NREP is setting in motion three different carbon-neutral projects in the different market segments where it is active – logistics, residential and offices. If these projects will prove to be a success, they may be scaled out while providing important learnings for further developments, for both NREP and the wider industry.
The first such project to be launched is a 20,000 m2 logistics facility in Bålsta, near Stockholm, which aims to become the world’s first logistics building to achieve 100% CO2 neutrality over its entire lifecycle. In a first for a logistics property, the firm intends to use low-carbon materials which have the potential to reduce carbon emissions by circa 60% compared to typical logistics buildings. Traditional steel walls and roofs will be replaced by a cross-laminated timber structure and façade. This will be coupled with a new type of organic insulation that has potential to bind more CO2 than it emits during the production process. As the foundation NREP will use green cement which enables a 30% CO2 reduction compared to a typical warehouse foundation. To succeed in its ambition to reach net-zero the firm will take advantage of the carbon sink qualities of timber and other organic materials while net-zero operational carbon will be achieved by utilising 100% renewable green electricity. During the operational phase, the asset may even become energy positive, using bespoke solar, heat pump and battery storage solutions to return surplus energy back to the grid. The project currently awaits building permission and is expected to be completed by end 2024.
Kock joined NREP in 2012, after a brief stint as head of Investments at ATP Real Estate and nine years in M&A with Catella Corporate Finance. Based in Copenhagen, NREP at the time had a staff of 12 which over the past decade has grown tremendously to reach over 600 employees today located in eight countries (Denmark, Finland, Sweden, Norway, Poland, UK, Luxembourg, Germany).
One of Kock’s tasks will be to implement an internal review to provide more independence, responsibility and accountability to local leaders and managers, creating what Kock calls a ‘speedboat organisation’. ’A growth like NREP’s means a lot of organizational gymnastics,’ he noted. ‘We need to streamline the company structure after several years of quick growth and set up specialist teams to unleash the business’ full potential,’ he added.
Another focus point will be the transformation of the company’s real estate portfolio, which currently largely consists of residential (around 50%) logistics, care and office properties in the Nordics. The group, which manages a portfolio of roughly 7 million m2 valued at some €17 bn , plans to double the real estate business by 2026, seeking growth mainly in its current markets in the Nordics as well as in other Northern European countries. Last year NREP made its first move in Poland with the acquisition of a 130,000 m2 logistics portfolio and announced plans to develop 10,000 homes in major cities across the country by 2025. Kock: ‘After taking steps in Poland, we have also opened offices in Frankfurt and Munich, where we have a credit team in place and we are currently setting up a real estate team as well.’
The company expects to make its first investment in the German market in the near future. ‘However,’ Kock pointed out, ‘we are and remain a company focused on Nordics where in fact over 90% of our efforts are directed and where frankly I see the largest growth originating from in the next few years.’

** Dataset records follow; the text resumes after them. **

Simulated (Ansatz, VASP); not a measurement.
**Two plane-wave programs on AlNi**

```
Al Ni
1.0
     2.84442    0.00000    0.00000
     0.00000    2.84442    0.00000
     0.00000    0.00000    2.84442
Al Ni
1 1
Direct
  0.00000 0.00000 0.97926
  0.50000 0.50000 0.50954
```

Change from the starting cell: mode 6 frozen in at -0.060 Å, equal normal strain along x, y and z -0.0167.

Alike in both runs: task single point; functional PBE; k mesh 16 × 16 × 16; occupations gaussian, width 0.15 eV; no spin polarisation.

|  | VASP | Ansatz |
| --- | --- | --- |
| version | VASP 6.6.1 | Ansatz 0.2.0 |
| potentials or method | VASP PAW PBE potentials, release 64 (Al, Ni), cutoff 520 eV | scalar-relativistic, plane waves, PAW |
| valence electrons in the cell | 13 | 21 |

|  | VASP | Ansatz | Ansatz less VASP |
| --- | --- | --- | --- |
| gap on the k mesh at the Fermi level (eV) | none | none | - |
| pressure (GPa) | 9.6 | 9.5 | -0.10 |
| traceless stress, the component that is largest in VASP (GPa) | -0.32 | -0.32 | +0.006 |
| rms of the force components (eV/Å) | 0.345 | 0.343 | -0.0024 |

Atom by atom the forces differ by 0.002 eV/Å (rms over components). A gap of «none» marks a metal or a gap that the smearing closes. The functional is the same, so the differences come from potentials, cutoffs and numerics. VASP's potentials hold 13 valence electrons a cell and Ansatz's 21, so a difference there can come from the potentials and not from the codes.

In terms of sectors, logistics will likely play a larger role in the future, as plans are to expand the portfolio aggressively over the coming years. ‘The expansion of our logistics holdings is one of our big focus areas, because we see a lot of opportunities in this sector.’
Although the group’s portfolio is mostly focused on the Nordics, NREP’s investor base is more global than regional, with major investors including international, institutional investors such as CBRE Investment Management’s Indirect Private Real Estate Team, Novo Holdings, the investment company of The Novo Nordisk Foundation, one of the world’s largest charitable foundations, as well as Dutch pension investor Bouwinvest. The firm manages two main fund vehicles, a multi strategy fund series, known as Nordic Strategies Fund, which has a value-add investment profile and a closed end structure. The group is currently raising Fund n. 5 (NSF V) in the series, which held a first close in January at €1 bn and has since carried out multiple closes and is shaping up to become the largest of the series launched so far. Its predecessor, NSF IV, raised as much as €1.9 bn in 2020, at the time the largest real estate fund in the Nordics.
NREP’s other fund is a ‘perpetual’ investment vehicle known as NIP (Nordic Income+). Launched in 2021, the fund focuses on income generation and has currently reached a size of €2.3 bn GAV after raising a total of €1.6 bn at second close in January this year. Kock: ‘We continue to see strong interest from our investors, which look at the Nordics as a safe place to invest. Investors are attracted by our sustainability focus and our investment strategies particularly in logistics and care homes, which provide a hedge against inflation.’
Things might change in the near future, he added. ‘I do think for the future it will be harder to raise equity because less capital will be available for real estate at a time when other assets in investors’ portfolio are depreciating in value. While the market goes through a major change, I believe it will be even more important to make a change for those investors with the heart in the right place – decide where to invest on the basis of what impact it has on the planet.’